Runway: Saint Laurent F/W 19
Shoulder-pads. Animal-print skirts. “Evening diapers.” Three years into his role as Saint Laurent’s creative director, Anthony Vaccarello continues to subtly refashion the house in his likeness, no small feat considering the blockbuster years of Hedi Slimane’s tenure. While the latter’s shadow still looms large over the brand, Vacarello’s focus remains unwavering as Saint Laurent’s evolution continues its crystallization. With each season, the designer advances his creative platform with offerings which add to the brand’s narrative while divulging his own.

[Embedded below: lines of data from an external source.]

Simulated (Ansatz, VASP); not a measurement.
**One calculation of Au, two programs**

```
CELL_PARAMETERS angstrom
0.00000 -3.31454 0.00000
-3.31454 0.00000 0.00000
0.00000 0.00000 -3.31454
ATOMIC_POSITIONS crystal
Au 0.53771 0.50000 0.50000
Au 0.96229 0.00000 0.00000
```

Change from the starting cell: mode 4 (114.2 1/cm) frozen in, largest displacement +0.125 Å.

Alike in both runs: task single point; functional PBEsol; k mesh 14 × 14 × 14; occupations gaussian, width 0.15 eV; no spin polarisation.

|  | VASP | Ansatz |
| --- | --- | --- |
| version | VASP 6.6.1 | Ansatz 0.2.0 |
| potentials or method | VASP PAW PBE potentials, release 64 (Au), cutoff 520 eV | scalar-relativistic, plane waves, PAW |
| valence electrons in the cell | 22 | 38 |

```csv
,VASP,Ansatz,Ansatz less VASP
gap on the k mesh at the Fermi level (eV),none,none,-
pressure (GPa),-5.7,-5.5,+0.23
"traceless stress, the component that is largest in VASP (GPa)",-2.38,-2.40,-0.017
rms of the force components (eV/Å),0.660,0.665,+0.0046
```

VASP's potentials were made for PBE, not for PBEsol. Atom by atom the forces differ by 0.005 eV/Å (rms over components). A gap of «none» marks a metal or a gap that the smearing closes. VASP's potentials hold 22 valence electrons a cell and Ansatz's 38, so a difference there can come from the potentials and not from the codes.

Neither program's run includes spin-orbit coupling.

While the past shows have utilized the Eiffel Tower as a backdrop for his fashion fantasies, this time Vaccarello opted for an indoor show - complete with a two-way mirrored corridor and innumerable flashing bulbs which illuminated his runway. 80’s nostalgia ran rife, as models sauntered down the catwalk clad in broad-shouldered jackets (think 80’s men’s power suit meets glam-chic outerwear), pencil skirts and Vacarello’s trademark sheer stockings. While the collection was primarily a showcase of Saint Laurent’s latest womenswear, 13 of the 100+ looks were a glimpse of menswear, which was mostly ruled by sharp tailoring, skinny ties and an overall aesthetic fit for any fan of black rock n roll attire. Unleashing a neon sensation for his finale, Vacarello’s exploration of the ’80s was blown into full effect as his runway went rave-y in what is sure to be the talking point of his latest display. UV lighting, day glow feathers, and fluorescent heels added color to the somewhat muted palette and lent a futuristic glow to a show otherwise rooted in the past. What followed was the audacious unbosoming (literally) of destiny which Kering, Saint Laurent’s parent corporation, is on track to clear €2 billion by 2022 - a future even brighter than Vacarello’s latest spectacle.